THE LANDSCAPE
The landscape is, in the first instance, the place where not so much man
himself, as rather the traces of his presence are to be seen: the
inhabited world (urban landscape) or the laboured world (agricultural
or industrial landscape). Showing the inhabited or laboured world,
rather that the humans that inhabit or labour it - the scene rather than
the drama, has the major advantage that it makes visible complex
relations that threaten to remain invisible when concentrating on purely human
interactions: think of what is revealed when showing castles amid the
laboured land or of sky-scrapers amid an ocean of slums - not to mention
more sophisticated images like Brueghels 'Tower of Babel'. Of this kind
of landscape, there is also a more 'sublime' (erhaben) version: the ruin - also as
industrial ruin, or, broader still, as an archaeological site, where
the remains of human activity are still visible, whereas what motivated
it has disappeared. To phrase it with Bertolt Brecht 'Und
von den Stätten wird bleiben: der durch sie hindurchging, der Wind.' (Of
these cities will remain: that which passed through them — the Wind!)

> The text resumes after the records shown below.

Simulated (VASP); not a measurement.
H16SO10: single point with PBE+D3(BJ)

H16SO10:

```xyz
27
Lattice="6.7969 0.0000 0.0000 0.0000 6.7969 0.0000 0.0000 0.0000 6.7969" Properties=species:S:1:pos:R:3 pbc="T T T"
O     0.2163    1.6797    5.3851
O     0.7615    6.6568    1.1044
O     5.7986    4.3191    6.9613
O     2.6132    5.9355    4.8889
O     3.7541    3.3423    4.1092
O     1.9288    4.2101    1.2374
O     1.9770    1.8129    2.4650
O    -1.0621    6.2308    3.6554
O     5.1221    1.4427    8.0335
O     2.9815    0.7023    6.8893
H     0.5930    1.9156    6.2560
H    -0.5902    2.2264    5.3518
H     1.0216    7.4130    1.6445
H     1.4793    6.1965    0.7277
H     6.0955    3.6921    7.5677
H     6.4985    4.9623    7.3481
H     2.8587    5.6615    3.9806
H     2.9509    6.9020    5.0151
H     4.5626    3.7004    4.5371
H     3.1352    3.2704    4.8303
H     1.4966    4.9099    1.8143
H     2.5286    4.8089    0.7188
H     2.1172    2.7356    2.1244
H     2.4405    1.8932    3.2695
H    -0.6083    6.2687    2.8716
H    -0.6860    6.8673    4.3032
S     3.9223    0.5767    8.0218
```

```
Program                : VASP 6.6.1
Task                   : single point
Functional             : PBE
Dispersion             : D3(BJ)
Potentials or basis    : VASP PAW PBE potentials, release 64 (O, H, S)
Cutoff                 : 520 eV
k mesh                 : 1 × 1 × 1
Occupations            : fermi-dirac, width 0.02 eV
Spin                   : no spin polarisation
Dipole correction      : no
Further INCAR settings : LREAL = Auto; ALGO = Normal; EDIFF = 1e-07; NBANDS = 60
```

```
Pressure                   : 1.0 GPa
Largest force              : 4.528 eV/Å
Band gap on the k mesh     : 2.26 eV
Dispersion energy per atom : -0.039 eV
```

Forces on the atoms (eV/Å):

At the opposite end of the inhabited and laboured world of man, is the
uninhabited and untouched - virgin - world of nature:
the idyllic or sublime nature.
As a rule, there is no trace of humans here - at least not of working or
acting people: if there are people altogether, it is 'passers-by', whose
physical presence merely makes them look irrelevant, not only in the
spatial sense of inconspicuous in the face of the overwhelming presence
of nature, but also in the temporal sense of being merely a wrinkle on
the crest of waves in another dimension of time. This landscape is not
so much the scene of the human drama, as rather the indifferent crust of
the earth that carries the human doings, indifferently and
unperturbed. It is in such spatially and temporarily transcendent
landscape that the Flemish Primitives used to situate the nevertheless
crucial Biblical events.
Robert Piccart's landscape belongs to neither type - rather is it a
reversal and sophistication of the latter. It departs from an impression
that often imposes itself in many a deserted landscape: that people must
have been passing here fleeing from disaster or under way to some evil
undertaking; or that the now peaceful place must have been the scene of
some murder or execution, if not of battles, like
the now peaceful landscape of Flanders fields.
In such a landscape, humans are not physically present, but rather as
'revenants', ghosts that have not found their resting place, or that may
rise from death at any moment. A deserted landscape is the place par
excellence where such ghosts use to dwell: the living in the inhabited
world all too easily tend to forget the violence that turned them into
survivors, and that, precisely therefore, is all too often relegated to
the inhabited world. With Piccart, such relegation is made undone: the
expelled ghosts have taken a physical shape, and thereby transform the
landscape into the scene of its opposite; a 'history painting': the
depiction of some important event.
THE DRAMATIS PERSONAE
It is, however, not so much the dead that are risen here, as
rather killers: two groups of armed men, one in uniform and one in civil
dress, standing next to corpses (detail).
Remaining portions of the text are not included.